Unicode vs Non-Unicode
in SQL Server —
A Developer’s Complete Reference
Data type mismatches between Unicode and non-Unicode columns are behind some of the most common and costly SQL Server performance problems. This guide explains the difference, the traps, and the fixes.
- Why Encoding Matters Inside SQL Server
- Complete Unicode vs Non-Unicode Data Type Reference
- nvarchar vs varchar — The Practical Decision
- Implicit Conversion — The Hidden Performance Killer
- The N Prefix — Why One Character Changes Everything
- SSIS Unicode Conversion Error — Causes and Fixes
- SQL Server Unicode Best Practices
SQL Server stores text in two completely different ways depending on whether the column is defined as a Unicode or non-Unicode type. The gap between these two approaches is not just about character capacity — it affects storage size, query plan selection, index utilization, interface compatibility, and the behavior of your entire data integration pipeline.
Developers who do not understand this distinction often introduce performance bugs that only manifest at scale — slow queries that run fine on small tables but become painfully expensive as data grows. This guide makes the distinction concrete with real examples.

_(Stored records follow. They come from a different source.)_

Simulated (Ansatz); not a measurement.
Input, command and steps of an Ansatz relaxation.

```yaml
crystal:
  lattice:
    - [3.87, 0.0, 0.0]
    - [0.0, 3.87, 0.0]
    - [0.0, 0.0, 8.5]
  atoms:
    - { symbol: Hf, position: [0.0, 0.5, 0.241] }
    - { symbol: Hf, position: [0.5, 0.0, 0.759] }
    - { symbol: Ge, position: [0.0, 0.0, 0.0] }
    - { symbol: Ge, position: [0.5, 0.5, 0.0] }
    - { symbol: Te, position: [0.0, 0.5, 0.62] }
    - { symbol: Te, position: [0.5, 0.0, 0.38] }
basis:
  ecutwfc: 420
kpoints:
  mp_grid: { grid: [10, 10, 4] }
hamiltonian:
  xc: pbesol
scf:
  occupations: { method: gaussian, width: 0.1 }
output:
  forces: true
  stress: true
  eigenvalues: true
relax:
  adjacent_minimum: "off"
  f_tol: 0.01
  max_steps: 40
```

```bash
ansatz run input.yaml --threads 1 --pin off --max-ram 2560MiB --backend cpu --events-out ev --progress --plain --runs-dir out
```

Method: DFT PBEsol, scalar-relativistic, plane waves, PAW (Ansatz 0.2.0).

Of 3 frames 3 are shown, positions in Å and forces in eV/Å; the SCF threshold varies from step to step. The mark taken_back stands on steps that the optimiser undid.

1. Why Encoding Matters Inside SQL Server
When you store the string “Hyderabad” in a SQL Server column, the database does not store the letters — it stores numbers. The encoding determines which numbers. A non-Unicode column stores one byte per character using the database’s configured code page. A Unicode column stores two bytes per character using UTF-16 encoding.
For English text, both systems produce readable results — but they are storing fundamentally different byte sequences. When you mix these two types in queries, joins, or comparisons, SQL Server has to resolve the mismatch — and that resolution has real performance costs.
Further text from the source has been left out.